11/15/10

11/11/10

Jamaica has Lionfish



Here is a recent story by Erin Burge of Coastal Carolina University:
The spear was homemade by a staff member at the Discovery Bay Marine Lab, Omar Spence. It was a Hawaiian sling style handle (short PVC tube) ziptied to an old piece of rubber tubing. The spear itself was a piece of aluminum conduit. The spear points were 4-5 prongs of heavy gauge stainless steel plugged into the end with a piece of old car tire.
The story for these pictures:
Every year I lead a 2.5 week trip to Discovery Bay, Jamaica, for undergraduates at Coastal Carolina University. While there the students take a coral reef ecology class (http://www.ecologyofcoralreefs.com) and participate in research projects that they devise (with faculty guidance). Our school has been going to Discovery Bay Marine Lab for 25 years, and I have been involved with the program since 2007. In 2007, we didn't see any lionfish on the shallow reefs of the north shore of Jamaica (see the map at the above site). On our local hardbottom dives off of SC and NC lionfish are very abundant at some sites (see my video http://www.youtube.com/watch?v=qngZBYHlznQ). During class in May 2008 we found 1 lionfish on a deep wall dive, west of DBay. In 2009 we encountered lionfish frequently (I saw saw them on 16 or 17 dives of the 40 I did). By 2010 we saw multiple individuals on EVERY dive at EVERY dive site. A partner and I removed many of the fish we encountered, but there were always more at the sites we visited infrequently. I kept fin clips and length data for these fish to send to NOAA. The largest fish we killed was 370 mm (14 1/2 in) and the smallest was 85 mm (3 1/3 in). I have seen much larger fish locally off of SC and NC. I plan to a research project (pending funding) to examine age, growth, and feeding ecology of Jamaica lionfish in May 2011. We'll need money to buy a few more pole spears, some needle-stick gloves and a better microscope. The reefs of this part of Jamaica are severely overfished, and the addition of lionfish is likely to exacerbate this problem. A pair of fish we speared at about 90' on the west forereef at DBay was herding small reef fishes into an overhanging crevice to devour them. Upon dissection they were packed with small fishes. We saved the fish we speared over a couple of weeks and the kitchen staff prepared a meal of escoveitch fish (http://eatjamaican.com/recipes/escoveitchedfish-recipe.html) for us that fed 14 people with leftovers.
Thanks!
Erin Burge

11/10/10

What do Cosumel and Eleuthera have in common?


LIONFISH INVASION. I just recently receive
d lionfish sitings from Cosumel Mexico and Eleuthera Bahamas.

Cosumel: Tim, from Louisiana, was able to kill 17 lionfish at Medio reef before the captain of the dive boat made him stop. From what I understand, the government of Mexico frowns on the killing of lionfish.

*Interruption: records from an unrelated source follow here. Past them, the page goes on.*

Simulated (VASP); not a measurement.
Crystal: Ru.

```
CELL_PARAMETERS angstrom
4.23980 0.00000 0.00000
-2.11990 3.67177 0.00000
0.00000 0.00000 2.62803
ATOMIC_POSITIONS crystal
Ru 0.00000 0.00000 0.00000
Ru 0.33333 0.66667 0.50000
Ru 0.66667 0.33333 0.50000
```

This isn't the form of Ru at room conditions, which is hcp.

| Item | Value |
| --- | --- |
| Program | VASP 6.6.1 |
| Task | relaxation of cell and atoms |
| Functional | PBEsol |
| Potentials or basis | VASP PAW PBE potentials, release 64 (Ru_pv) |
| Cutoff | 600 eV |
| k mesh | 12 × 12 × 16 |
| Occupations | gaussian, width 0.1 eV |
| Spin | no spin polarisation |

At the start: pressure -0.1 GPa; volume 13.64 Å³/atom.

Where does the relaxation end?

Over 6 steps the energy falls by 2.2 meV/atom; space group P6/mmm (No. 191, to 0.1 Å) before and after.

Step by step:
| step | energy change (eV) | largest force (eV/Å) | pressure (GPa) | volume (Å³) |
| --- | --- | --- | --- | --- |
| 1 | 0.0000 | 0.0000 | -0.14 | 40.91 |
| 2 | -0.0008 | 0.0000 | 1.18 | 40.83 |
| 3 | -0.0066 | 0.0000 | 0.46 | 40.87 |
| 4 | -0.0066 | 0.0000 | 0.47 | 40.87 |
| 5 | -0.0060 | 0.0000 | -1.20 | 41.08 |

John, from North Carolina (up in the hills), was on vacation in the south end of Eleuthera. He was diving a reef at about 45 ft down and noticed hundreds around this one reef head. He caught a lobster, discarded the head, and within minutes he noticed around 60 lionfish hovering around the head. The lionfish had already depleted the juvenile fish around the reef and were ready to devour anything else.

These stories prove to me that the lionfish problem is already out of control. I can not believe we are not taking greater action to eradicate this fish. PLEASE promote the killing and eating of lionfish.